I finished BTDT on a laptop in maybe three to four hours during the reinstallation of my PC. I though it was genuinely entertaining and a fitting heir to their hilarious ancestors of the last century. It provided just the right amount of british humor, meta jokes and pop art references. The puzzles were both funny and easily digestible to spend a nice evening with Ben and Dan, the two unlikely heroes.
I can't wait to knock out the second game of the series one of these evenings and hope Zombie Cow Studios will follow up with a new episode sometime this year.

It is hard to talk about Braid without spoiling too much for people who have yet to enjoy it. Which is something I suggest everybody remotely interested in games should do.
I find the whole indie gaming scene deeply fascinating but only to a point where I don't have to buy everything that comes out and has a vocal fanbase. By now I own three indi games and have about ten on my wishlist. Most of the time they are cheaper than AAA titles, but only provide a limited playtime. Most of them are deeply creative and even revolutionizing, but a lot of times they are not entertaining at all or too hard to pick up. I will think buying an indie game over a lot of times, because the cost of two to five indie games make up the cost of a AAA title. And I know I will enjoy the hell out of something like Fallout 3 of Mass Effect 2 and get at least 50 hours of playtime out of either of them. I am not so sure about the five indie titles providing me with the same.
Now getting into Braid I noticed just that. I also picked this up during the Steam holiday sale and like Mass Effect 1, I got it dirty cheap. Having finished it I would have been okay with a 10€ price tag for an indie game. If I was to earn any real money on a regular basis, 15€ also would have been okay. I do not attribute that to the roughly twelve hours I got out of it, but to the experience as a whole.
While I am not yet sure where I stand on the story of the game (I get the accusation of the game being pretentious), the game mechanics are ingenious and I firmly believe several people working on this game would have ruined the ingenuity of Braid.
Adding a third (and even forth) dimension to a twodimensional puzzle platformer is about as clever as it get's in my book when it comes to this dear old genre. Despite it's occasionally complex levels, I managed to finish the game and that alone was a very challenging task. Even without any of the hidden content discovered. A few frustrating levels even had me motivated enough to come back on a daily basis until I had finally beaten them. I am glad to have played this and to me Braid is one of those titles every child (and grown-up) should play at one time during their gaming live.

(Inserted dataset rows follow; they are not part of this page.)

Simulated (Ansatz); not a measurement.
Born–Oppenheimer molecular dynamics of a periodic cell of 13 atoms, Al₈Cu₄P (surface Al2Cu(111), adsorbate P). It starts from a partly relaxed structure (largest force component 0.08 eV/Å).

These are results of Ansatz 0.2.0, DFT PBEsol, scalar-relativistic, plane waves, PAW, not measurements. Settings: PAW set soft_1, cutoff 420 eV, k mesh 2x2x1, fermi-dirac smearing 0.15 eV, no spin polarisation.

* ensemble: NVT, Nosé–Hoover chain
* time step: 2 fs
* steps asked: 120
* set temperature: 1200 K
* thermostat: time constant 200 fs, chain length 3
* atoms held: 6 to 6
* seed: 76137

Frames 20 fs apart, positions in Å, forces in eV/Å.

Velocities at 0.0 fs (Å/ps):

Where do I begin? Imagine a highly polished threedimensional platformer on your favorite console. Throw in the whacky art style of the cartoon network series from the nineties. Mix that with a upside down read copy of "Psychology 101". Now you have Psychonauts.
This game is very colorful, freaky and entertaining on many levels. The humor functions on the same subliminal level of all those modern animated movies, that feature jokes for both the parents and kids, neither of which will get those punchlines targeted for the other group. The majority of the jokes are aimed towards a grown up audience and that's where the game works against it's presentation. The candy look probably gave a lot of people the wrong idea about the game, putting potential customers off.
Somehow I regard this game as the good twin to the underrated nineties game "Sanitarium". Both are basically focusing on the same topic, one from a grim gothic perspective of suffering, the other as an insane LSD birthday party with all the kids from the neighborhood. The unique design of each level keeps the suspense up until the very end and portrayed the nature of the human mind extremely well.
This game is a blast to play, even if you're not studying psychology. It's also a prime example of a working incorporation between story and gameplay. Mechanics and content working hand in hand. This should be an obligatory game for anyone studying or learning to be a game designer.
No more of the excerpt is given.